Improving accuracy of activity recognition
July 22, 2019
The goal of the phase was to improve the accuracy of the classifiers and to experiment with different approaches to classification. In this post, I will explain how we improved the approach described in the previous post, which does classification based on hand-crafted features. The achieved accuracy is in line with the state-of-the-art results.
CAD-60 Dataset is a smaller dataset with only 4 subjects performing the actions. One out of the four subjects is left-handed, therefore, the assumption is that using more data, which is horizontally mirrored during training could improve the performance of the classification. In order to produce flipped data, skeletons were first centered at the torso joint and then for all the remaining joints x coordinate was multiplied with -1, so that all joints on the left of the torso center end up on the right from it and vice versa. The flipped data was added to the training data, doubling its amount. The validation data however is not flipped, only the training data.
This step improved mean accuracy by 5%, increasing it to 65%. Feature selection and dimensionality reduction however did not result in any significant improvement, therefore it was decided to move from frame-by-frame classification to classification based on sequence of frames to take advantage of the temporal information.

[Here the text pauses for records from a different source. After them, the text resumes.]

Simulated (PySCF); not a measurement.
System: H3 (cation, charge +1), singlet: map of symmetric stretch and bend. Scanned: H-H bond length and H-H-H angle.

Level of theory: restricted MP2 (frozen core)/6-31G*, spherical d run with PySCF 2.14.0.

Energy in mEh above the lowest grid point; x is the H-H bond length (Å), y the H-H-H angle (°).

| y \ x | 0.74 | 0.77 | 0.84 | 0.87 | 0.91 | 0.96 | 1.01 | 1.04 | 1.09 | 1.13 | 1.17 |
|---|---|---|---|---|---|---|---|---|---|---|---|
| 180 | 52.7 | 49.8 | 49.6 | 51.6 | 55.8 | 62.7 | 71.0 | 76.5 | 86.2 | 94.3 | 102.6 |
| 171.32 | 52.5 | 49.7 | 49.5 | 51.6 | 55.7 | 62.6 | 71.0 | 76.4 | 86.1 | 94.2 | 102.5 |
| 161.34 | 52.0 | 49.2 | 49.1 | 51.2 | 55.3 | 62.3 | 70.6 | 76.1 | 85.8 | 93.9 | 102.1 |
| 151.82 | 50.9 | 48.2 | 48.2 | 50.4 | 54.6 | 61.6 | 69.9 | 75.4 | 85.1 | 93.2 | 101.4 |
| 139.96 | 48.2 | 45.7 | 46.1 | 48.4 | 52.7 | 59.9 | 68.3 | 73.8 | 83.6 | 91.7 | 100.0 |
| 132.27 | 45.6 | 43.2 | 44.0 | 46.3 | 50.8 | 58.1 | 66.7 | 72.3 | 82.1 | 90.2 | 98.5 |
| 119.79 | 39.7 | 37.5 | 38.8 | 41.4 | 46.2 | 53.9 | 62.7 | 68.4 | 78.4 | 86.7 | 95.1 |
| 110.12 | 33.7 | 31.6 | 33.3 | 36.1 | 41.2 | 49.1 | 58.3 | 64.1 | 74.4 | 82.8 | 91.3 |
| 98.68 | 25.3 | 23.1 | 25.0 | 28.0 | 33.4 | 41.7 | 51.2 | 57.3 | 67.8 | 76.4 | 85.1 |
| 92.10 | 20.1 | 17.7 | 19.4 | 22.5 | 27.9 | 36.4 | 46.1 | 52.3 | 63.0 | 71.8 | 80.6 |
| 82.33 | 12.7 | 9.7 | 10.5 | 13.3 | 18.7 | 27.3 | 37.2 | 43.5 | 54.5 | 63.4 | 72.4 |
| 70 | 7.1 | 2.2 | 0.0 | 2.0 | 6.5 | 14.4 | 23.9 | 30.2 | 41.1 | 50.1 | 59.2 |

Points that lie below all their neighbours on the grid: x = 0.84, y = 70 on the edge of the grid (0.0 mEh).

CAD-60 as mentioned is a smaller dataset, however, each action sequence is rather long, consisting of many frames, therefore, I first cut every sample into sequences of equal shorter length. The length of the sequence is a hyperparameter, at the moment it is equal to 120 frames. As the next step I sample n frames at equal frequency from the cut samples. The frequency of sampling is also a hyperparameter, at the moment it is equal to 30. In other words, if there are 25 frames in a second, from clips of slightly less than 5 seconds, I sample 4 frames approximately every second (a bit more than a second). From one sequence of 120 frames, it is possible to produce 30 examples, where each example consists of 4 frames.
For each of the 4 frames the same set of features is extracted. Currently a set of 15 features is used. The best accuracy achieved so far is 93%.